A brief history of the polygamists in Colorado City, Arizona and Hildale, Utah

April 5, 2002
By Rick Ross

Colorado City, Arizona has been the home for a notorious polygamist sect for more than 60 years. The mainstream Mormon Church (LDS) excommunicated its members and government officials have arrested its leaders three times. But the self-proclaimed "fundamentalist Mormons" still tenaciously cling to their exclusive doctrines, which they believe will afford them space within the highest level of heaven.

These Mormon polygamists actually have a history though that goes back to 1847, during the early days of Mormon pioneer and leader Brigham Young. Back in Young's time he came to Pipe Springs and saw its vermilion cliffs, He supposedly then did something that would later be claimed as somehow prophetic. Brigham Young said, "this is the right place [and it] will someday be the head and not the tail of the church [and]...the granaries of the Saints.''

Mormon leaders later sent the notorious John D. Lee into the same area to evade federal law enforcement. Lee was wanted for the mass-murder of 120 settlers traveling from Arkansas on a wagon train through Utah. They were apparently killed because due to their status as unbelievers. John Lee took two wives into hiding with him and started a ferryboat business and settlement. That settlement is still known as "Lee's Ferry." Lee himself was finally caught and executed in 1877.
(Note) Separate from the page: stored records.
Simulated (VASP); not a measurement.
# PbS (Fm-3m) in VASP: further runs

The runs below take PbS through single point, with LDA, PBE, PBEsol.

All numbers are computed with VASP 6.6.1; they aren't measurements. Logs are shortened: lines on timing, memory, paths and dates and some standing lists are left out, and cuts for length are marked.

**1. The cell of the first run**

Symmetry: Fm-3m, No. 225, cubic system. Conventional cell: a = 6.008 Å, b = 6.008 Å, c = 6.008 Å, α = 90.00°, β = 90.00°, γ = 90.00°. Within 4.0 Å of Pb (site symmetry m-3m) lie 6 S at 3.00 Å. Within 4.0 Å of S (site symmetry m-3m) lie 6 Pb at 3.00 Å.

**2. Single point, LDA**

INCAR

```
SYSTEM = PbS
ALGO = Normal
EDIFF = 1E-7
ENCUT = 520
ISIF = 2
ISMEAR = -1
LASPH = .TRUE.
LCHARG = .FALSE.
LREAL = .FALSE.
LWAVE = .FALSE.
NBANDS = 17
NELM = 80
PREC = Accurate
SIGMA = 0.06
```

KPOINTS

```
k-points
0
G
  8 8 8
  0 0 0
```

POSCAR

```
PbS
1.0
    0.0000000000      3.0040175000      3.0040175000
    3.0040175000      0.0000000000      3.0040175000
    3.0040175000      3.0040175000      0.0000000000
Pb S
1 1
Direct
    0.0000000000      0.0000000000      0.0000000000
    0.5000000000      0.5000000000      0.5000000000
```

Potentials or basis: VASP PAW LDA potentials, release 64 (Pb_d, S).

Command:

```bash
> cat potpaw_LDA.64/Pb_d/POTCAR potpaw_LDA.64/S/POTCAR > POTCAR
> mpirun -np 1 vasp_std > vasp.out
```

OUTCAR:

Lee's Ferry and the so-called "Arizona Strip" became a preferred hiding place for polygamists. The practice of polygamy was eventually stopped by the Mormon Church largely in response to government pressure in 1890, when then President Wilford Woodruff received a "revelation" to end it. Later in 1904 the LDS church pragmatically enlarged that ban and officially disavowed multiple marriages.

The Arizona Strip polygamists would then claim that church President John Taylor, while staying in Centerville during the summer of 1886, had a discussion with God and Joseph Smith about polygamy. They claim God told Taylor to keep polygamy alive, but in secret. This hidden, but true church, would be somehow vital to God's plan.

The town of Short Creek, which is now called Colorado City in Arizona was founded in 1913 by Jacob Lauritzen, a cattle rancher. But it eventually it became a stronghold for the Lee's Ferry polygamists, who were excommunicated from the LDS Church in 1935 after refusing to sign an oath against polygamy.

During the Great Depression men from Short Creek came to Salt Lake City for work. They found sympathizers there such as Nathaniel Baldwin, an assembly plant owner who gave them work. John Y. Barlow and his friend Joseph White Musser also became involved. These men later formed the Fundamentalist Church of Jesus Christ of Latter-day Saints, (FLDS), which would be led by Barlow.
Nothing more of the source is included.